It's shorter than BD, but the full pipeline length isn't entirely certain. BD has a penalty ~20 cycles for conditional branch mispredicts, while Sandy Bridge has ~15 for misses within the uop cache.
It's several cycles more if it's not in the uop cache.

So SB is somewhat close to BD if it misses the uop cache, and about ~25% shorter otherwise.
 
At only around 114mm2 it should have much larger GPU part compared to Brazos as it was established by our forum members that CPU part should be fairly compact and not much bigger than 2 Bobcats @40nm. So we can be looking at around 50-70mm2 for iGPU part!
I wonder how this small beast will cope having only one 64bit memory channel ...

So 50-70mm^2 then for steamroller? Is that 2 or 4 cores?
 
I'm not certain that Kaveri / Steamroller will be able to bump clocks up - or even keep them at the level they currently are with Trinity / Piledriver. On one hand, from what they've shown they're widening SR, which is likely to have a net negative impact.
SR isn't any wider, its still 2 ALU + 2AGLU , the FP actually gets narrower 2FMAC 128bit + 1 MMX not 2 and 2. The only thing that is wider is the decode which isn't any wider there just two per module not one. They will also have a loop buffer which saves power and much imporved L/S ( papermaster stated some L/S operations are 2 cycles quicker in SR then BD/PD). Fixing the I1$ cache issues should have both a performance and power improvement. So at this stage i would say there isn't anything thats an obivious increase in power draw or an obivious decrease in clocking potencial .

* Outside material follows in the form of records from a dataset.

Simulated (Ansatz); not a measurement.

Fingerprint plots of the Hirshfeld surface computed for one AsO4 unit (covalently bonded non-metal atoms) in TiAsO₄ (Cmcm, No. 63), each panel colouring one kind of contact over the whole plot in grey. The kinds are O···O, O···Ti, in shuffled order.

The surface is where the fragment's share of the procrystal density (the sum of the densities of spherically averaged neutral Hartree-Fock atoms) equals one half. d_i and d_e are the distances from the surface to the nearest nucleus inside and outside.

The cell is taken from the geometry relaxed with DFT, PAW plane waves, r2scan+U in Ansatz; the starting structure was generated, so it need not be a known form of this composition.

On the other, they're moving from GF 32nm (which was quite likely actually the last GF process to be tuned for AMD needs, since it was almost entirely inherited) with notable custom work being put in, to a generic SHP 28nm thing and standard libraries wherever possible. It remains to be seen how these two effects interact with other architectural choices.
True but GF SOI 32nm has been a pretty bumpy road so who really knows how they compare. That said SR/EV are heading down the road of automated design so being on a process that has more then just yourself on it should have a tools benifit.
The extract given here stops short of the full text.